Improving ANTLR3 - Generating UTF-8 and UTF-32 lexers.

354 views

Skip to first unread message

Nickolas Pohilets

unread,

May 7, 2015, 6:21:55 PM5/7/15

to antlr-di...@googlegroups.com

Right now ANTLR3 always assumes that lexer will parse input in UTF-16 code units, which may be not true and is not true for my project. That's ok while you handle all code points outside Latin-1 transparently, but recently I wanted to make my lexer to parse infinity symbol as a valid floating point literal and that didn't work. I've tricked ANTLR by encoding it in the grammar as '\u00E2\u0088\u009E', but I was going to spend some time and modify ANTLR to make it do this kind of transformation out-of-the box.

Recently I was able to finally debug ANTLR in the GUI debugger (that's a serious achivement for guy with zero Java background :) ) and spent some time digging around. And with some limitations (restricting range limits and set elements to symbols that fit into single code unit) this seems to be doable.

Requirements Analysis:

Assumtion is that text we are parsing is a valid Unicode text, regardless of its transformation format. Anyway, neigher binary data nor non-Unicode encodings are not handled by the ANTLR now, so allowing it to parse at least UTF-8 and UTF-32 with re-encoding is already an improvement.

ANTLR grammar file is a Unicode text encoded in UTF-8. It is read into JVM memory and stored there as Unicode text in UTF-16. Some parts of this text are character and string literals, which DESCRIBE unicode strings. This description features C-like escape sequences, UTF-16 escape sequences \uXXXX and I'm going to add support for C++11-like UTF-32 escape sequences \UXXXXXXXX (8 hex digits). The later one may be represented by UTF-16 surrogate pair in ANTLR's memory.

These Unicode strings should be recognized by the generated lexer in the input stream containing Unicode text in some representation. Numbers that Lexer recieves from the IntStream are code points and matching should be done agains code points.

Idea is to provide and new option to the grammar 'encoding' with three possible values: 'UTF8', 'UTF16', 'UTF32' with default one determined by the target and being 'UTF16' for Java and other existing targets (except Ruby, see below). Targets must support at least its default encoding, but are not required to support all of them. So default setup does not break existing ANTLR grammars in any language. Targets are asked if they support specified encoding, and if not - error is generated.
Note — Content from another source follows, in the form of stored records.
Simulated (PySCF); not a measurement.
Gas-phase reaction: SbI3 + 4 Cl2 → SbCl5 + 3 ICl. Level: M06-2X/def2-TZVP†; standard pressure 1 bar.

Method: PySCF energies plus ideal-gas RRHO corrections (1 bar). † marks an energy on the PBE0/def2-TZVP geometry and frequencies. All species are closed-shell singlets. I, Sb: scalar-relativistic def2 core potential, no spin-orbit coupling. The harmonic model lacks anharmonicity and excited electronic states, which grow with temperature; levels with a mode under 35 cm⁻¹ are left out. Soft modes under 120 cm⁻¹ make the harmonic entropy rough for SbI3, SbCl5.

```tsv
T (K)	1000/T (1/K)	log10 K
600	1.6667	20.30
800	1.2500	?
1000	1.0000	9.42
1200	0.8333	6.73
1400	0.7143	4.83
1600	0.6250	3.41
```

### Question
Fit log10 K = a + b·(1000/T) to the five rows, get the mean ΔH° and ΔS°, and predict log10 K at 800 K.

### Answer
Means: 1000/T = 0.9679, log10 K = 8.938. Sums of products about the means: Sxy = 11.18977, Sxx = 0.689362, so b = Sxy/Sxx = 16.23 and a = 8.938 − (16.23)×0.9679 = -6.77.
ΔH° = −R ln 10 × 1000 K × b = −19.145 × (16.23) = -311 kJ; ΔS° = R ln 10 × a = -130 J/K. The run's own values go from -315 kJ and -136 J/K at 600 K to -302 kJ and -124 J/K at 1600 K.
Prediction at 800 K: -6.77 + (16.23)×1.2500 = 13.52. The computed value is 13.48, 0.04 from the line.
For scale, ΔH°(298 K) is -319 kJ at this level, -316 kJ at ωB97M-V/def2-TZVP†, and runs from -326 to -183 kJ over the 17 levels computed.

Then ANTLR generates lexer that recognizes text in specified encoding. It is not possible to to configure created lexer in the runtime, but theoretically it should be possible to generate 3 versions of the lexer and then pick the appropriate one in runtime.

ANTLR generates program sources in default JVM text encoding, most likely UTF-8. Actual encoding should be irrelevant for the compiler of the target language. In C++ both byte sequences 75 38 22 E2 88 9E 22 (7 bytes, UTF-8) and 00 75 00 38 00 22 22 1E 00 22 (10 bytes, 5 code units, UTF-16) represent Unicode string u8"∞" that encodes null-terminated sequence of 4 UTF-8 code unites; while both byte sequences 75 22 E2 88 9E 22 (6 bytes, UTF-8) and 00 75 00 22 22 1E 00 22 (8 bytes, 4 code units, UTF-16) represent Unicode string u"∞" that encodes null-terminated sequence of 2 UTF-16 code unites.

Implementation details:

Encoding affects the way how CHAR_LITERAL and STRING_LITERAL are distinguished, so it should be set before grammar is read into grammar object. My current plan is to use GrammarSpelunker for reading grammar options, and use read options to instantiate Target object and congifure encoding. Currently these options are discarded after sorting grammar files.

AFAIS, entire tree of composite grammars is processed using options of the root grammar. And code in CompositeGrammarTree.getOption() that forwards option resolution to parent grammar is unreachable. I want to make this explicit and remove redundant code. Currently my plan is to read options using GrammarSpelunker, pass them to CompositeGrammar and store them there, rather then in individual Grammar object.

Grammar object instantiates a Target object in its constructor, but currently this always happens before options are parsed and Grammar always instantiates JavaTarget. This looks like a bug to me.

Since options are the same for entire grammar tree, then entire tree also has the same target language. So my first thought was to create one target instance per tree and store it in CompositeGrammar. But then I've discovered that C and Cpp targets are statefull. So I'd better keep one target instance per grammar. In such case, there are several options to interact with Target to ask it about encoding:

1. Create dummy instance in CompositeGrammar - feels a bit awkward.

2. Create instance in CompositeGrammar and share it with root Grammar - overcomplicated?

3. Make encoding methods static and call them though reflection

4. Use single instance of Target, but add methods like beginGrammar()/endGrammar() and let C and Cpp targets manage their state there.

Any advice from Java gurus?

Handling encoding-related issues in encapsulated in class TextEncoder and 3 subclasses - UTF8TextEncoder, UTF16TextEncoder and UTF32TextEncoder. Instance of appropriate subclass is created and stored in CompositeGrammar. TextEncoder is used by ANTLRLexer when checking if string/character literal is small enough - if it fits in single code unit, then it is parsed as CHAR_LITERAL, otherwise - as STRING_LITERAL.

NFAFactory uses TextEncoder to break Unicode string literal into list of code units that are used to code state transitions.

Grammar.getMaxCharValue() should use TextEncoder to get code unit range, instead of Target. Corresponding method should be removed from Target class. Currently Ruby target is the only one that overrides it. Need to check with Kyle Yetter what to do with this.

That's all required code changes I'm aware of for now. If I succeed with this, then it will be possible to move on and enable using arbitrary code points in ranges and sets. This will also remove dependency of ANTLRLexer on TextEncoder.